Choose Your Battles

As a parent, you realize this child-rearing business is war. However, your opponent is not your children; your opponent is every evil influence that tries to come between you and your children. The winning strategy in this war is to choose which battles you want to fight. Some battles are much more easily won than others are. Some battles are not worth your time and energy at all.

We went to church one warm, Sunday morning. There in the entry hall was another family greeting everyone who came in, but never acknowledging the appearance of their young son. Little Man stood proudly beside Mom and Dad in his Hawaiian shirt, soccer shorts, and cowboy boots. It was a moving moment for me to watch each family walk in, dressed in their “Sunday best,” greet Mom and Dad, glance down at Little Man, and then smile at the parents with only a silent nod as they moved on into the sanctuary. When one person did finally question Dad as to the unusual attire, Dad just chuckled and said, “You have to choose your battles.” The battle over shorts with cowboy boots was just not worth fighting, especially since this was merely a 4-year-old boy.

My son (at age 14) wanted to bleach his hair. A friend from church was known for bleaching his own hair often and offered to do my son’s at no charge. I am partial to naturally beautiful hair (like my son’s) but agreed to let him do this once. (Famous Last Words — The bleached hair phase actually lasted about 3 years, then progressed into the how-long-can-I-grow-an-Afro phase, and is now followed by the hey-look-a-goatee phase.) Hair grows out. Bleach it, dye it, shave it, grow it out — hair is flexible. Piercings and tattoos are a different story. I do not permit anything that permanently disfigures. After all, wedding pictures can be humiliating enough after a few years; they do not need any help from artificial adornments.
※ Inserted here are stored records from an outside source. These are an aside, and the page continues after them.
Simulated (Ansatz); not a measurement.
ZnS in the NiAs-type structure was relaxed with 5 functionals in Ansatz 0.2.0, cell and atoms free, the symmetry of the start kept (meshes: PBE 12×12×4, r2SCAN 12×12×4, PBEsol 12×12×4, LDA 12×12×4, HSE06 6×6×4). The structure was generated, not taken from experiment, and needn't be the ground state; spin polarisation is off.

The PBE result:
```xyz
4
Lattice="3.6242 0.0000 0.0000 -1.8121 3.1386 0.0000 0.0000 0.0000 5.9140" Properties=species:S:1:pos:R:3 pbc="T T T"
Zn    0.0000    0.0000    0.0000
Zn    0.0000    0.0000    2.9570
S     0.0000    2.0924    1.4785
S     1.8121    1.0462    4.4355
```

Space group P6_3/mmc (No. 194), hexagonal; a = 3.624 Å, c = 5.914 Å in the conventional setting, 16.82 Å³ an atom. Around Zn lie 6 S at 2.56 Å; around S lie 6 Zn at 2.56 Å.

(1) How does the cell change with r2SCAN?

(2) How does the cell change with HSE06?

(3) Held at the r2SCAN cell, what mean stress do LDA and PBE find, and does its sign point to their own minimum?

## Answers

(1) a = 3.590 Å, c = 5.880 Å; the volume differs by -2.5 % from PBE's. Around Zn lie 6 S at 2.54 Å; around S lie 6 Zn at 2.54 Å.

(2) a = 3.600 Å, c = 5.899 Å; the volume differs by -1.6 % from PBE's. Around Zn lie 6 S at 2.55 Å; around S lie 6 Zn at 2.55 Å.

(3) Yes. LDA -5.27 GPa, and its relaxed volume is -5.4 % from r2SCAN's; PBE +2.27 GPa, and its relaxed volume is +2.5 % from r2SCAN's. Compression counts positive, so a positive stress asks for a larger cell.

Shortly after my son’s first bleach job (just the tips: light blond on his nearly black, oh-so-wavy hair), we were shopping in a large department store. The clerk who rang up my purchases felt compelled to comment on my son’s appearance. She did not like it. She did not think I should have allowed him to do it. Her son had wanted to bleach his hair, and she said NO. “So what did he do? He went right out and got a tattoo and two piercings!” I smiled and replied, “Hair grows out. I can live with it.”

Back when my dear son was a darling little boy discovering a mind of his own, I had daily (make that hourly) battles with him over everything you can imagine. One particular day, we were going head-to-head over some long-since-forgotten subject. I was frantically praying for guidance in this current set-to, when I clearly heard The Voice I was calling out to. “This is a critical battle — hold your ground for just 30 seconds more,” was the directive. “Yeah, like that will make a difference,” was my instinctive reply, but I hung in there. It only took about 17 more seconds, and my strong-willed son caved. Mom won a very important victory that day. It was a turning point for us in the “Who’s In Charge Here” department. All the battles since that day have been negligible.

I watched other parents interacting with their children before I had my own and later as mine were growing up — keeping abreast of what phases were coming next and how to (or not to) handle them. I watched parents draw a hard line on simple things, only to lose the battle to a much more serious attack. One teenaged boy from our church wanted very much to put gel in his hair, but his ultra-conservative father protested. The boy used every substance he could find in the house on his hair, from vegetable shortening to toothpaste. If only the father had given in on allowing what he considered a “cosmetic,” he may have saved himself from the pain to come. The father and son battled throughout the high school years, until the son finally left for college — not the college the son had chosen, where all of his supportive friends were going, but the college where Mom and Dad had attended and fell in love with each other. The son soon returned home as a college drop-out, dressed in total rebellion, and behaving in ways that put the hair gel battle in its proper perspective. If only Dad had wisely chosen his battles…

I read somewhere once that children need a little rebellion to help them discover their own identities. The secret is to allow them to have small rebellions so that they do not need large rebellions. Hair grows out — hair is a small rebellion. I allowed the bleached hair to avoid the need for any larger rebellion.

Many parents make the mistake of thinking that they have to win every battle, every time, on every subject in order to maintain their authority. I think they are wrong. All they will succeed in maintaining is a dictatorship. Surprise your children once in a while by letting them have their way in something that amounts to a small battle — it will save you from a much larger battle later on.